Friday, April 4, 2008

Reasoning Away The Ghost



Sigmund Freud lies awake late one night, sweaty, thinking about the Sand-Man.

He throws handfuls of sand in their eyes, so that they jump out of their heads all bloody;

His little ones sit there in the nest and have hooked beaks like owls, and they pick naughty little boys’ and girls’ eyes out with them. [1]

hooked beaks, bloody eyes

Freud turns over sighing heavily. This is not acceptable, this fear, this “uncanny” feeling. It must be controlled. He rolls out of bed and staggers to his desk, lights a candle. Head in hands, he steadies his worried breathing. He jots down a two and a half page summary of Hoffmann’s masterful short story “The Sand-Man.” His hand wobbles slightly when he comes to Spin round, fire-wheel! but does not stop moving swiftly across the page. Finally he places his pen down calmly and analyzes his summary. There. There lies his fear, leaking darkly into the paper’s fibers. His irrepressible feelings of disgust and horror. His uncontrollable astonishment.

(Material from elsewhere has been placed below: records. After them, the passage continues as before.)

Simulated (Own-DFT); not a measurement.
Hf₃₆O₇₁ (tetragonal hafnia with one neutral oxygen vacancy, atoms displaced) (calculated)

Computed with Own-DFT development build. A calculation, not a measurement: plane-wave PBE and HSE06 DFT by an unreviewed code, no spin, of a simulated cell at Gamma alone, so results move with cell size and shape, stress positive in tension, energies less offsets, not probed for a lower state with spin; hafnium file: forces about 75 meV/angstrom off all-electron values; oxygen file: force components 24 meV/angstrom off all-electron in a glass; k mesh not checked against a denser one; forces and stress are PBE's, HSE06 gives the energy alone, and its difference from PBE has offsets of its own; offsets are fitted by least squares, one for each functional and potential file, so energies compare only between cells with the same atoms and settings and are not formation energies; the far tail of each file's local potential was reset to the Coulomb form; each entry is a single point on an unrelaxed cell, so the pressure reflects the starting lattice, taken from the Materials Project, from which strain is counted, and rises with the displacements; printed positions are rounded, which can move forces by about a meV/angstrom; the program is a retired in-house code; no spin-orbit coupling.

The Sublime and the Uncanny

Freud misuses the term “sublime” when he states that it is the opposite of the uncanny: “[aesthetics] in general prefer to concern themselves with what is beautiful, attractive and sublime—that is, with feelings of a positive nature…rather than with the opposite feelings of
repulsion and distress.” [2] In fact, Edmund Burke solidified the definition of sublime regarding aesthetics in his treatise “On the Sublime and Beautiful” in 1757 as “Whatever is fitted in any sort to excite the ideas of pain and danger, that is to say, whatever is in any sort terrible, or is conversant about terrible objects, or operates in a manner analogous to terror, is a source of the sublime;[3] The sublime, then, is deeply connected to fear and horror, not to feelings of a “positive nature.” Burke further adds “It [the sublime] is productive of the strongest emotion which the mind is capable of feeling.” The uncanny and the sublime both produce an overpowering emotion, frustrating any reasonable thought process. Freud lies awake late one night, sweating.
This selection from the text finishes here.